I think I'm a positive person and have always had hope and belief that things will pick up for me in time, but the past three years have also brought home some unfortunate realities. I genuinely don't think that I will ever be partnered again. I just can't accept a vanilla relationship and the thought of a man wanting to orgasm inside me. I can't face that. As I try to contemplate it my head just starts to turn left to right as if to reinforce my inability to deal with it. I have tried to find a submissive partner but there isn't anyone on my level or who connects with me. Despite the negatives of my last relationship, the chastity was perfect. The sexual dynamic was perfect. It was a new adventure to both of us and we put our all into it. That same newness, excitement, and chemistry isn't to be replicated. 

So, I am coming to a point now where, reluctantly, I am having to accept that the odds are on me being single for the rest of my life. I have been angry about this, sad, desperate to try and get back what I had, but all to no avail. Nothing I have done has changed my situation. All that has happened is that I have slowly begun to rot. I have seen it in my physical appearance and I have felt it in my health and fitness. The sadness was so overwhelming that I couldn't motivate myself out of it.

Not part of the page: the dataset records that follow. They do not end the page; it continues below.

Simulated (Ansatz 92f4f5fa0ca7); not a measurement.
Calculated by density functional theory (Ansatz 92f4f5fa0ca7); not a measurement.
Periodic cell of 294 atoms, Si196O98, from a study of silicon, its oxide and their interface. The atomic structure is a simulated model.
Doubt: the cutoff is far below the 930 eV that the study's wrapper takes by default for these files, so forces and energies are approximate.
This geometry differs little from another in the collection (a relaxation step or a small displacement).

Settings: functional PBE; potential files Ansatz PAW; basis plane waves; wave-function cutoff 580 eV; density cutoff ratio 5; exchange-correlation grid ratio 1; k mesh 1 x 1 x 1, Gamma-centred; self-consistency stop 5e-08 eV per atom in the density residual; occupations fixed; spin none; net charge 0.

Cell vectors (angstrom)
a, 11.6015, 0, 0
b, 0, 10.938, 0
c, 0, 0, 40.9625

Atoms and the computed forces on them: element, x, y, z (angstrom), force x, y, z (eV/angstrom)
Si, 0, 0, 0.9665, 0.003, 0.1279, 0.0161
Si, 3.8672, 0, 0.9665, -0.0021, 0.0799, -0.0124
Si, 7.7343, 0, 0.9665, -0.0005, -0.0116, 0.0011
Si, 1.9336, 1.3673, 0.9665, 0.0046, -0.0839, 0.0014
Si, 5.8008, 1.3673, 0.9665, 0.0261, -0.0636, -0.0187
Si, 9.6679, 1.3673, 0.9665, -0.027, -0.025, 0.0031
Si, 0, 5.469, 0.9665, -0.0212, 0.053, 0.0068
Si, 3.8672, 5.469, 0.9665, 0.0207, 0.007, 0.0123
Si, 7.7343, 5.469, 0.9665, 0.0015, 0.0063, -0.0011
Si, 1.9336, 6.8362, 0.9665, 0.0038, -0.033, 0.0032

I hate being single. I hate everything about it and although to other people I look like I'm doing amazingly, inside I feel unfulfilled and that my purpose is wasted. This is something I have to learn to deal with.

Recently though, I have realised that the only thing I have in my power to do in this situation is try to make the best of it, and so I have done just that. I have achieved things with my life that I would never have imagined possible previously. I am 53 now and this year I travelled abroad alone, for the first time in my life, to France, Slovenia and Italy. I have got involved in a new sport which I love and I have met new people. I have stepped out of my comfort zone of always having everything done for me. 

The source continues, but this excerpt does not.